30 April 2010

I am writing this on a piece of paper.

It has been one of those days. The outlook was already not good. I had to sack somebody in Leogane, and give somebody else a warning letter, never a nice thing to do. Then I needed to continue to Jacmel to discuss various projects and demands to which I was almost certainly going to say no. How to make yourself really popular in one day.

We left really early from Port-au-Prince this morning, to avoid the rush hour. Yet, even before 7 am we were well and truly stuck in traffic in Martissart, one of the slum suburbs south of town. We thus arrived late in Leogane, where I conducted my unpleasant business – even more unpleasant because the warning letter was related to breaches of security measures to which I personally have some doubts about their needs. There was no coffee in Leogane.

On to Jacmel, where we also arrived late, but still unexpectedly early, as the local field director had misunderstood my email, a euphemism for not having read it well. Somewhere between Leogane and Jacmel my Blackberry packed up, or perhaps somebody just forgot to pay the bills: I cannot get it to work anymore.

The field visit was totally unprepared, none of the technical staff that could have made such visit interesting was notified, and thus they were unavailable – in fact, many have not been recruited yet. The project I wanted to question – cancel, really – had already advanced much more than I had expected, based on far more miscommunication – non-communication, rather – than I had ever thought possible.

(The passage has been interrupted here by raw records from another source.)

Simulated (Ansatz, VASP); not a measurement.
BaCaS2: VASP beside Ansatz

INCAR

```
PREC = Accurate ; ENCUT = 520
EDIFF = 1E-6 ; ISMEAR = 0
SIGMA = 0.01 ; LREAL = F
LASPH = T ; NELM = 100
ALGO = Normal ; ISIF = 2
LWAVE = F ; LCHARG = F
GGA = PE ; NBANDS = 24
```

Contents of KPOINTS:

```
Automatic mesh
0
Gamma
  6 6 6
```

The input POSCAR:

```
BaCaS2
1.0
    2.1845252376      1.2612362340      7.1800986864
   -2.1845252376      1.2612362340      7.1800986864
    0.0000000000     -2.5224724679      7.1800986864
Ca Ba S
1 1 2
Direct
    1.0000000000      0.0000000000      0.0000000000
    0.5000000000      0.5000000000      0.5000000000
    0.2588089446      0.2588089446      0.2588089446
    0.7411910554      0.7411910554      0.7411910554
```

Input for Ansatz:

When I finally got to the hotel it turned out that I would have the share the room – a closet in which one person could hardly breath – with a colleague; I just about didn’t have to share the bed. In the end we did manage to find another room for him. I then had a shower, only to discover that there were no towels in the bathroom – after I had had the shower. The restaurant had a menu that listed well over 20 dishes, of which only three were available, all fried, and served by possibly the most un-Haitian Haitian waitress I have ever seen, throroughly unfriendly. That somebody can be so miserable! Back in my room, doing emails, I found that my computer battery was almost empty, and when I wanted to plug in the power cable, I discovered that the Ozana Hotel (really!) in Jacmel is probably one of the very few hotels in Haiti that uses, for no apparent reason, European sockets instead of the American type.

Which is why I am writing this on a piece of paper.